I Am a Missionary: Banker

Sam Cho is a business analyst and project manager for a large financial institution in New York City. He was invited to Urbana 12 by a friend, who like him, is a working professional. Not being in university was an asset for Sam’s Urbana experience. He came with a broader perspective and with a more focused goal. “I was there to assess my own spirituality and the growth that had happened since 2008, and then to ask ‘How am I really going to start the year?’”

Sam had gotten to a point in his career where he was asking whether what he was doing had significance. Does my work matter? If so, why? While on a 6-week business trip to Hong Kong, he learned about a thriving Christian fellowship at another large financial institution and wished he had something like that where he worked. “After a few days of thinking about it, I felt compelled and challenged to start one myself. But I didn't know where to begin.” He had never led a small group or Bible study before. And sticking himself out like that was way out of his comfort zone.

Then something clicked for Sam in the inductive Bible studies at Urbana 12. On the final day, participants were invited to take their experiences studying Scripture back home with them and gather with others to work through a study guide that had been prepared for that purpose. This was the tool that Sam had been waiting for. Sam decided there that he would take the risk and invite his coworkers to study Scripture with him.
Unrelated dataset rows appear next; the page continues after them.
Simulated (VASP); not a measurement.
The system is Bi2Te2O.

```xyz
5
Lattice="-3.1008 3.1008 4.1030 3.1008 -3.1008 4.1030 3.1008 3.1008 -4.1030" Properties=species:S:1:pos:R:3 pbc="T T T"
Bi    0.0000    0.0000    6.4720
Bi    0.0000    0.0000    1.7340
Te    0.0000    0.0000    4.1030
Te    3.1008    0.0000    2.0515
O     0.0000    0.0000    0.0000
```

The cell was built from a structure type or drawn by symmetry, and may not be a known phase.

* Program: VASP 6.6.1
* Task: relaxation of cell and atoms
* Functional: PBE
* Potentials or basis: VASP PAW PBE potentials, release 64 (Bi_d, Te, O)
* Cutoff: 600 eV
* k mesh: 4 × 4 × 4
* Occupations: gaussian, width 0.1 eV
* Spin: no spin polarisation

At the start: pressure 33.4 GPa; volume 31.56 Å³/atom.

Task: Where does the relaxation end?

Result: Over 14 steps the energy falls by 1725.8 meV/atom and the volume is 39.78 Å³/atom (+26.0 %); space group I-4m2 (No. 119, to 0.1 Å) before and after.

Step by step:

The greater leap of faith was to actually do it. “I got back home and I said, ‘Okay I’ve really got to do this.’ I remember thinking, Who am I going to ask to come?

The Bible Study

He first asked two other coworkers who he knew were Christians. They agreed. Then he asked two others who he had been friendly with around the office and who he knew were at least somewhat spiritually inclined. They agreed as well.

“That was really not in my personality. I felt really uncomfortable. To me, being a little bit more vocal about what I believe in—and then actually trying to share that with others—that was pretty risky for me.”

And he had doubts about whether he was allowed to be that open about his faith at work. “I had fears of HR or other senior leaders being like, ‘Hey what are you doing? You’re not allowed to do this!’” So he did things covertly. “I just booked a conference room. Didn’t tell them what the purpose was. Did it during the lunch hour. Did it with people that I trusted.”

Sam asked some friends outside of the office to pray during the Bible study. And stepping out in faith like that forced him to be more fervent in his own prayer life, too. “It brought me to a place of desperation, like, ‘God? Okay, now I just need you to speak through me, because it can’t be me. I know it’s not me. And I feel like this is what you wanted me to do, and I’m just trying to obey.’”

Those first lunch hours in the Word were incredible. The conversations were rich and thoughtful, and people were being vulnerable almost immediately. “The fears subsided once I was in the Spirit and I saw things happening. At that point, I was just in awe and really joyful and honored to be used that way.”

They kept going for about three months. Then people started to get fatigued. Sam wasn’t sure where to take the study anymore. Part of the problem was that people stopped being comfortable. Transparency wasn’t growing. It’s not easy to go from coworkers to friends to spiritual partners at the work place. Whatever was so great at the beginning just wasn’t sustainable. The study dwindled and, eventually, just stopped.

Integrating the Inseperable

But Sam continued to think and read about work and faith integration. He started to attend Redeemer Presbyterian in New York and participated in an eight-week discipleship class with their Financial Services Ministry (one of the vocational groups sponsored by Redeemer’s Center for Faith & Work). That led to the Gotham Fellowship, a nine-month, cross-vocational discipleship program which unpacks the theology around faith and work.

Over the months and years, through books, conversations, and these discipleship opportunities through his church, Sam’s approach to faith and work evolved. At first, the question was “How do you proselytize at work and do it in a discrete way?” But as he grew, the question became, “How do I be salt and light at the workplace?” then, “How do I love others and love my work?” and then “Why does God care about finance?” As his questions got better, so did his answers.

For a season, Sam’s job had him working on a regulatory project to restructure banks and change the way they did business so that something like the collapse of 2008 doesn’t happen again. Working on this project, the connection between faith and work became pretty clear. Like government, and education, and family, and the church, finance has a real impact on the world. The systems and structures we build, and the policies we put in place make a difference in our lives—for better or for worse. Christians are needed in these places, not just to bring the gospel to the individuals within these institutions, but to actually do finance in a Christian way.

The systems and structures we build, and the policies we put in place make a difference in our lives—for better or for worse. Christians are needed in these places, not just to bring the gospel to the individuals within these institutions, but to actually do finance in a Christian way.

Just recently Sam has started working for another financial institution. As he begins this new job, having learned a lot since leading that Bible study after Urbana 12, his question is, How do I just be myself and be a Christian at the workplace?

“It’s not just making Bible studies. It’s not just making good spreadsheets. It’s all things, all at once. It’s a lot more complex, but also simple.”

Sam is intentional about staying in tune with Christ through his prayer life and devotional practices. And he approaches his work with the light burden of being his full self in the work. “I want to say I’ve come back full circle, but having gone through a lot of experience; it’s the new iteration. It’s like Sam Cho 2.0.”